Sunday, March 6, 2016

Austin Mountain Fire Road

Today, nine of us with the Old Dominion Appalachian Trail Club got together for a nice, moderate hike up and back the Austin Mountain Fire Road in Shenandoah National Park.  Thanks, Jenni, for organizing and leading the hike.

This was 5.5 miles each way, all uphill on the way up and all downhill on the way back, for a total elevation gain of perhaps 1,500 feet.  Being a fire road rather than a trail, the surface was very easy to walk on, and we were able to hike several abreast and chat, always a pleasure up in the mountains.  Here is the route we took.  You can see that the fire road goes up through a gap between Austin and Furnace Mountains, ending at Brown's Gap on the Skyline Drive.  Some notes: we started and ended at the red arrow.  We had lunch up on the Skyline Drive at the red star.  The purple arrow marks Austin Mountain and the orange arrow marks Furnace Mountain.  There is a great little backpacking trip of three days through this area.  To see photos and and accounts from my backpacking trek here in 2011, go here.

Here are a few more photos from this fun day of hiking back in the mountains.  In this one, some of our group stroll along the flat section that dominates the first mile of the hike.

Back on my 2011 trip, my buddy Hawkeye and I camped our first night around here.  I remember that it was hard to find a good campsite and that it was quite cold that first night, about 18 degrees F.

Here are the other eight of us (other than yours truly) on our lunch break up at Brown's Gap.  We were there about 20 minutes, and only a half dozen or so cars went by in that time.  We would do "the wave" as they approached.

Here is a view of Furnace Mountain high above us.  There is a great view point at the top.

It does not get any easier in the mountains than a fire road. This one is exceptionally well maintained.

And here is Austin Mountain high above.  I don't remember great views from near the top, but there was lots of broken rock to hike over.

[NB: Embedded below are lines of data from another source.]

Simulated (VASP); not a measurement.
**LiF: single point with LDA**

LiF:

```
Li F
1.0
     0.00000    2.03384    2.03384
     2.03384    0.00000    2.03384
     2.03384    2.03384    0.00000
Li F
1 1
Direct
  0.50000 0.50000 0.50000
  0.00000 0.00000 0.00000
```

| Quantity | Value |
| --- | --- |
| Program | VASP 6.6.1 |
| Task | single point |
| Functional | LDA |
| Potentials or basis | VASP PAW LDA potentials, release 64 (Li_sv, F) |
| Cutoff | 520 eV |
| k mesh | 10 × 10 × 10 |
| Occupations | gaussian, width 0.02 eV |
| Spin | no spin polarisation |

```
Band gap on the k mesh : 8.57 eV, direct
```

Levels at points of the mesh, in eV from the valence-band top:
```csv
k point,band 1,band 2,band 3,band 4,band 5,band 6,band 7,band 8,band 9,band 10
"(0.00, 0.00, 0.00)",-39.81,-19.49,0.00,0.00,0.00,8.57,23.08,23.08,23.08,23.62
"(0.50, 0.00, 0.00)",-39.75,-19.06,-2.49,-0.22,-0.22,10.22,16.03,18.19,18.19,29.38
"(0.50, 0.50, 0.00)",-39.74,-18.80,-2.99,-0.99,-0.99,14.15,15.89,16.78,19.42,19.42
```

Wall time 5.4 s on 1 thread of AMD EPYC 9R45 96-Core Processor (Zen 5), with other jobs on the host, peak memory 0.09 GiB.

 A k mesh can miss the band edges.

We didn't see much wildlife: one white-breasted nuthatch to be exact.  And I heard a pileated woodpecker.  But it was a great day in the woods, and my painful knee and ankle held up reasonably well - since the trail was so smooth.  I lead a group hike the end of this week to the Great Dismal Swamp, and so will be back out on the trail really soon.

1 comment:

  1. Looks like a fun hike. : ) Certainly had a beautiful day.